Upon his retirement in 1983, the Nances decided to find ways to share their vast collection of books, paintings, photographs, clothing, coffee-making implements, art objects and other accouterments of Arab life past and present.

The museum includes a 22-by-55-foot Bedouin goat-hair tent that stretches across the width of the shed. It houses all the items a Bedouin family would use in daily life in the desert, from utensils and clothing to incense burners and prayer rugs. Most of it was collected by the Nances personally, but since their return to the United States, they’ve received numerous donations from others who have lived and worked in the region. Nance has also been granted ongoing access to a wide range of historical materials from Aramco as well as from Saudi and Kuwaiti embassies.

The Nance Museum, a nonprofit, private foundation, “has one of the most comprehensive collections on Saudi Arabia in the United States,” according to an official at the Saudi Arabian Embassy in Washington. The exhibit also touches on some aspects of most other Arab nations. The Middle East of the 19th Century is documented thoroughly in a prized set of lithographs made in 1838-39 by Scottish artist David Roberts, many of which are on display.
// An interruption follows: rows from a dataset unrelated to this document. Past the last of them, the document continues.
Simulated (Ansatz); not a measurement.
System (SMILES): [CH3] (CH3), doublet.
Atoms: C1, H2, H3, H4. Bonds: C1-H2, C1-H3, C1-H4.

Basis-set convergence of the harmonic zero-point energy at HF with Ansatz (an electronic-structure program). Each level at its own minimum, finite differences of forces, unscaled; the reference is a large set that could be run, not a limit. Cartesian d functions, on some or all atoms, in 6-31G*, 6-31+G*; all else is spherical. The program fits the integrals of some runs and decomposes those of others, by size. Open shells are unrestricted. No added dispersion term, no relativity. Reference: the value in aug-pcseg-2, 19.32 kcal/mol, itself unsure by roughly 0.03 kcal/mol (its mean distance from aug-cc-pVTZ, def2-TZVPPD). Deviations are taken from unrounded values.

Nance also gives up to 100 peeches each year at conferences and other events as a specialist in the oil business and American-Arab relations. As he sees it, “no one will ever again be able to spend three decades in that part of the world and take part in developing a national industry. It was a unique opportunity I had at that point in time.”

It’s not exactly what Nance expected when he went to work for Aramco in 1952 for what he thought would only be a few years while he continued work on a master’s degree.

But once in Saudi Arabia, as one of thousands of U.S. oil company employees sent to set up the business that has since largely been assumed by Saudis, Nance found himself drawn to the people, their religion and culture.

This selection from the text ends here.